Only load archives your tests actually use

It’s common for test suites to load Elasticsearch or Kibana archives that are barely used (or not used at all). Unused archives slow down setup, waste resources, and make it harder to understand what a test actually depends on. Check if your tests ingest the data they actually need.

Use esArchiver.loadIfNeeded(), which skips ingestion if the index already exists (useful when multiple suites share the same data).

Warning

loadIfNeeded() checks at the index level, not individual documents. If a test deletes specific documents, subsequent runs or retries won't restore them. Reindex documents that were deleted.
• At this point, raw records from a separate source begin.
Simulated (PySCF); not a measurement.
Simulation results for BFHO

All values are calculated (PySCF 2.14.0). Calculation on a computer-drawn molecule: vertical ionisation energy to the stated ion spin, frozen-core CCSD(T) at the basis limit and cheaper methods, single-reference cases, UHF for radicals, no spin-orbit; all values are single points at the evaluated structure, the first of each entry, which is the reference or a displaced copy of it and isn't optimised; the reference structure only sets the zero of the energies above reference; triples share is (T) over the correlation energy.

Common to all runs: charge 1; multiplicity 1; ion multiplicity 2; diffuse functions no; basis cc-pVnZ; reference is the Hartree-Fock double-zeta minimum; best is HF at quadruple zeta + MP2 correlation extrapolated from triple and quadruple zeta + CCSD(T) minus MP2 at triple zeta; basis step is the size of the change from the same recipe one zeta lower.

❌ Don’t: load archives that no test in the suite relies on:

		test.beforeAll(async ({ esArchiver }) => {
  await esArchiver.loadIfNeeded('large_metrics_archive');
  await esArchiver.loadIfNeeded('user_actions_archive');
});

test('shows metrics dashboard', async ({ page }) => {
  // only uses large_metrics_archive; user_actions_archive is never referenced
});
		
	

✔️ Do: load only what the suite needs:

		test.beforeAll(async ({ esArchiver }) => {
  await esArchiver.loadIfNeeded('large_metrics_archive');
});
		
	

Keep cleanup in hooks

Cleanup in the test body doesn’t run after a failure. Prefer afterEach / afterAll. Don’t duplicate the same teardown in the test body when a hook already runs it; duplication invites unnecessary try/catch and drift between paths.

❌ Don’t: put cleanup at the end of the test body (it’s skipped if the test fails):

		test('creates and deletes index', async ({ esClient }) => {
  await esClient.indices.create({ index: testIndexName });
  // ... assertions ...
  await esClient.indices.delete({ index: testIndexName });
});
		
	

skipped on failure!

✔️ Do: use hooks so cleanup always runs:

		test.afterEach(async ({ esClient, log }) => {
  try {
    await esClient.indices.delete({ index: testIndexName });
  } catch (e: any) {
    log.debug(`Index cleanup failed: ${e.message}`);
  }
});
		
	

Don’t use `try/catch` in tests

Tests should be clean and declarative. If a helper might return an expected error (for example, 404 during cleanup), the helper should handle it internally, for example by accepting an ignoreErrors option or treating a 404 during deletion as a success.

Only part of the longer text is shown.